Is there a detailed configuration guide that outlines best practices for configuring this? (I realize it’s a new feature, so such a guide might not exist, but I figured it wouldn’t hurt to ask. :slight_smile: )

Sorry I didn’t notice this earlier, but it’s best used when you need to download content from multiple sites at the same time.

I’m aware of what the use case is for load balancing. That’s why I’m trying to configure it.

But also given that the WAN ports on this router are each capable of 2.5 Mbps of throughput and the LAN and WIFI interfaces aren’t capable of exceeding that, it is unlikely that a LAN-connected device is going to max out the connection speed on one port, let alone two.

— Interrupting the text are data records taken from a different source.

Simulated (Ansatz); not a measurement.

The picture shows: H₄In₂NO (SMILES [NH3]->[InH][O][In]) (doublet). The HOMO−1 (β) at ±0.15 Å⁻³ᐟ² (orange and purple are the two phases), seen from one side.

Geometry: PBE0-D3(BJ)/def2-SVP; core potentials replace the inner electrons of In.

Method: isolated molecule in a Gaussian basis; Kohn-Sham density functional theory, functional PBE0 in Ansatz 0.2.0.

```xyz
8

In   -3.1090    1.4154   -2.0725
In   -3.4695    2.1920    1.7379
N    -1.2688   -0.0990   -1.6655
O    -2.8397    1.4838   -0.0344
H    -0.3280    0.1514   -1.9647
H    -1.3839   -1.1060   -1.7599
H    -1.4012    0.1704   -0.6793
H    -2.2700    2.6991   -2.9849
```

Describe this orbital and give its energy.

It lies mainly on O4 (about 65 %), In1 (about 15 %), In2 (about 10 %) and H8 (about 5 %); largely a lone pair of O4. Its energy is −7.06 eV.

I’ve been working on networks for over 30 years, and wrote documentation for a reverse proxy product that load balanced connections to web servers and accepted input from F5-style hardware load balancers. I understand what the functionality is, and I have configured it before on many different hardware and software devices. (I recognize you have no way of knowing this information without me telling you, so I’m sharing my background in hopes that moves the conversation along to a resolution, because a description of the feature isn’t helpful with my experience :slight_smile: - I know what it does.)

My question is why I can’t get it working here. Configuring load balancing on the WAN ports should have no effect on the functionality from a single client. But when I configure it on this device, it does - I have intermittent connectivity failures from my main desktop (connected directly to one of the LAN ports) when accessing sites on the Internet when load balancing is configured.

I’m looking for technical support here to determine (a) why it isn’t working, (b) what troubleshooting steps I can take, and (c) what configuration I may have missed to get it working smoothly.

I could think of some bug like the data stream will be split over two WAN connections and therefor the order of packages is broken and the TLS tunnel fails.

Yeah, I had a similar thought (not about the packet sequence): If the connection is somehow not pinned to the proper IP address so all traffic for that specific connection persists, that could explain the drop. I suppose I could put tcpdump on the router and try a capture of a failed connection. From a browser perspective, I’d expect to see a “network changed” message rather than just a failure, though.

Thank you for the background.Here are some of my thoughts:

(a). The load balancing egress route is inconsistent with the previous route, causing the website to fail to load. Try refreshing it to see if it can be restored.

(b) You can use tcpdump to capture packets on interfaces that participate in load balancing. You can see that the packets that are successfully accessed are not captured on the same interface when the access fails.
(c) Nothing else needs to be configured. You can use the ip rs command to check whether the load balancing is effective.

The picture is an example: the red box indicates the interfaces involved in load balancing, and the numbers in the yellow box indicate the load ratio

Thanks for this info - I’ll take some time later this week (I have some time Friday when I can look at this without disrupting other users on the network) and see what I can find out.

Am I understanding correctly that the load balancing software doesn’t pin the session to a particular interface? If that’s the case, that seems like it would really limit the usability of this functionality. It almost might be better for me to just use a VLAN configuration to automatically route a specific device to a specific port and manually isolate the traffic that way.